The task is to find if we can fill -1(empty values) of A with some positive values that also satisfy the relations between the adjacents mentioned in array B.

Examples: 

Input: N = 6, A = {8, 6, -1, -1, -1, 11}, B = {‘>’, ‘>’, ‘=’, ‘<‘, ‘>’}
Output: Yes
Explanation: Consider, A becomes {8, 6, 5, 5, 12, 11},  
It satisfies B, so the answer will be ‘Yes’.

Input: N = 5, A = {4, 1, -1, -1, 7}, B = {‘<‘, ‘<‘, ‘<‘, ‘<‘}
Output: No

Approach: The problem can be solved based on the following mathematical idea:

Use range to compare whether we can have a valid solution for a particular index and change the range accordingly.

Initially, the left range is 0 and the right range is INT_MAX. 
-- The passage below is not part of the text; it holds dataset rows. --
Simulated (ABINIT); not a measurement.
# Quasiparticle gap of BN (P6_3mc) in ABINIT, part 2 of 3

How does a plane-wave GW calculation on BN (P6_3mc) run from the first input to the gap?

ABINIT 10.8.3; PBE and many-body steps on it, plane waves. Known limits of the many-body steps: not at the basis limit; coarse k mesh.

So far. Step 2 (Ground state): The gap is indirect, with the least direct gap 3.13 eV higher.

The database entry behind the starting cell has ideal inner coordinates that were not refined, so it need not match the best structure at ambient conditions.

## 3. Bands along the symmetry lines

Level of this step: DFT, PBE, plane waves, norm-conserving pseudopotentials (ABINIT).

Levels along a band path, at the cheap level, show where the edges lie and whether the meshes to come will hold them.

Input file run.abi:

  • If ‘<‘ operator is encountered, then the valid range for A[i+1] is left = A[i]+1 and right = INT_MAX.
  • If ‘>’ operator is encountered, then the valid range for A[i+1] is left = 0 and right = A[i] – 1.
  • If ‘=’ operator is encountered, then the valid range for A[i+1] is left = A[i] and right = A[i]
  • Values of ranges are changed when A[i] is given, but when A[i] = -1 ranges are compared and changed according to the above-mentioned conditions
  • If left ≤ right and left ≥ 0 and right ≥ 0 is satisfied for each index position, then ‘Yes’ is returned, otherwise ‘No’ is returned.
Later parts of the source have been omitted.